The pocket-sized Finepix F40fd looks pricier than many of its sub-£200 rivals. The front of the camera features a standard 3x optical zoom lens with the back largely covered by a 2.5-inch LCD screen. While not as good as those on Sony’s cameras, it displays captured images better than some larger screens.

The F40fd’s body is comfortable in the hand. The on-screen menu system isn’t as fast to use as some cameras, and the odd choice of power management being the first option when you press the F menu button, further lets it down.

Many of its features are aimed at the point-&-shoot crowd – and the picture quality on full-auto is impressive in its detail and lack of noise. The face-detection system optimizes exposure and focus by detecting faces and arranging both values to suit where they are. It works well but in our tests, we found it less able to recognize people who were wearing glasses than other face-detection systems we’ve seen.

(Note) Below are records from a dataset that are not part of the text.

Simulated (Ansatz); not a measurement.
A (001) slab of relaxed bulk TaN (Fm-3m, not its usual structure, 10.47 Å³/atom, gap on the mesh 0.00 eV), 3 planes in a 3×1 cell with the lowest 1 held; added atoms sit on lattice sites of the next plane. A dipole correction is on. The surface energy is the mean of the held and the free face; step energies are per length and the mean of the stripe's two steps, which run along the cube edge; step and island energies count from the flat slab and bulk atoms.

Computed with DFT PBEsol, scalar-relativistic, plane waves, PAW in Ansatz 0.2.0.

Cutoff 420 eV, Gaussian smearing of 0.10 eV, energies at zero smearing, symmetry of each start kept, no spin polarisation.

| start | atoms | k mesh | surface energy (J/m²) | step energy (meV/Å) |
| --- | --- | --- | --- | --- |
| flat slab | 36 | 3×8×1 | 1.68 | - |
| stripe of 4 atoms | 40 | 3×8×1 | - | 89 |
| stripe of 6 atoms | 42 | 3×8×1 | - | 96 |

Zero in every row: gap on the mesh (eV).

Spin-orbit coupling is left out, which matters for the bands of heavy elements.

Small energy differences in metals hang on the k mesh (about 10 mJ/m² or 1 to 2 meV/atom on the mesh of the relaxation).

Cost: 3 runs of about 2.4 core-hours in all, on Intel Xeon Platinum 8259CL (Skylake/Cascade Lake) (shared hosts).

Also useful is the Natural & Flash mode, which captures two shots in quick succession – one without flash and one with. This is great for times when you’re unsure about lighting, and wish to combine the two images in Photoshop later for the best result.

There’s no bundled xD-Picture or SD Card, just around 25MB of internal memory – which holds about six full-resolution, high-grade images.

We were impressed by the F40fd’s low-light performance, but less so by its slow start-up and shot-to-shot times, and its lack of true manual functions beyond exposure controls. Even so, it’s a quick snapper worth investigating.